A sergeant singled out a member of his squad at their patrol base in Afghanistan, a military prosecutor said Tuesday at the start of the military trial of a Hawaii-based Marine accused of hazing a fellow Marine who later committed suicide in Afghanistan.

Sgt. Benjamin Johns ordered Lance Cpl. Harry Lew to dig a foxhole as punishment for sleeping on watch duty, Capt. Jesse Schweig told a general court-martial jury of three officers and five enlisted Marines. The sergeant also didn't intervene when a corporal punished Lew by making him carry a sandbag around the base, he said.

Johns, of Russelville, Ark., is charged with violating a lawful order by wrongfully humiliating and demeaning Lew and for dereliction by failing to ensure the welfare of Marines under his care.

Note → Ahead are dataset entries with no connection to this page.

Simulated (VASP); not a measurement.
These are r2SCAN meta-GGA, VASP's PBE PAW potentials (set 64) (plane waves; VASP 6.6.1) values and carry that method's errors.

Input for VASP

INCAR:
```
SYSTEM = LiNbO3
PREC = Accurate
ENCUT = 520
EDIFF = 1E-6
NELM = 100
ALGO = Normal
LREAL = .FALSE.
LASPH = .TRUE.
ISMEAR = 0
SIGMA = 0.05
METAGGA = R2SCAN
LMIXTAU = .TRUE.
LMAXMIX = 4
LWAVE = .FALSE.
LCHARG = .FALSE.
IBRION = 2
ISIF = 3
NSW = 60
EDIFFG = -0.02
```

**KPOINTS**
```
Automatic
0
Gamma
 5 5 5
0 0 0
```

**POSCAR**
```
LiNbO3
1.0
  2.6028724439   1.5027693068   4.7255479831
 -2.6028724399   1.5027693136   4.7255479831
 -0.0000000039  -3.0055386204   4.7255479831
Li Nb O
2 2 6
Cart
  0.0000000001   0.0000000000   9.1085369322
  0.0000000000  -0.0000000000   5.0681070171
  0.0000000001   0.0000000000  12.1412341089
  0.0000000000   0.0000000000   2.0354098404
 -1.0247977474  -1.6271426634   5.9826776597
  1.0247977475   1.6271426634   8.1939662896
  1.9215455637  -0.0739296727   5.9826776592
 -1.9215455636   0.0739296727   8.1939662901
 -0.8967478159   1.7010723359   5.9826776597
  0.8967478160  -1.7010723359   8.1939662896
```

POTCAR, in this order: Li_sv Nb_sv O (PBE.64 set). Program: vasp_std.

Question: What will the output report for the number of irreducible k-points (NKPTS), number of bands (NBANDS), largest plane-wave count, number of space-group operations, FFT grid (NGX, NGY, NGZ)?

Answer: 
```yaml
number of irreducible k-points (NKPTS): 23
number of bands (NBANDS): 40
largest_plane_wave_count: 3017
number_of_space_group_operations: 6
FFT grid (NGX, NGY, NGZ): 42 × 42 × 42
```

He's one of three Marines accused of hazing Lew in the hours before he fatally shot himself at Patrol Base Gowragi in Helmand province. The 21-year-old was the nephew of U.S. Rep. Judy Chu, D-Calif.

A lance corporal last week pleaded guilty to assault and admitted kicking and punching Lew. The third Marine, also a lance corporal, still faces trial.

There hasn't been any evidence to prove Lew killed himself because of the abuse, so the military judge presiding over the trial, Col. Michael Richardson, said jurors wouldn't be told about the suicide. They will only be told Lew, of Santa Clara, Calif., has died.

Johns' attorney, Tim Bilecki, recounted in his opening remarks that Lew had fallen asleep repeatedly while on watch duty and patrol. By the night of April 2, he had fallen asleep four times since he joined Johns' squad. He explained how vital it was for those on watch to stay awake, noting the base had come under attack before and that the squad had intelligence they might be targeted by 30 Taliban fighters and some suicide bombers.

Johns, 26, ordered Lew to dig a foxhole deep enough to stand in — a position that could help Lew stay awake on watch duty, Bilecki said.

Bilecki said his client appropriately addressed Lew's sleeping problem by referring him up the chain of command for punishment, talking to Lew individually, and taking the lance corporal off difficult combat patrols in the area outside the base. Even so, he said, Lew fell asleep again.

"What should a squad leader in Sgt. Johns' position do? That is one of the central questions that should be asked in this trial," Bilecki said.

The alleged incident happened while the squad was assigned to a small patrol base in a remote area where the U.S. was trying to disrupt Taliban drug and weapons trafficking.

The first Marine to face trial in the case, Lance Cpl. Jacob Jacoby, was sentenced to 30 days in jail and demoted to private first class after pleading guilty to assault last week.

The third Marine, Lance Cpl. Carlos Orozco III, allegedly put his foot on Lew's back, ordered Lew to do push-ups and side planks, and poured sand into Lew's face. Orozco has been charged with assault, humiliating Lew, and cruelty and maltreatment. His court-martial is pending.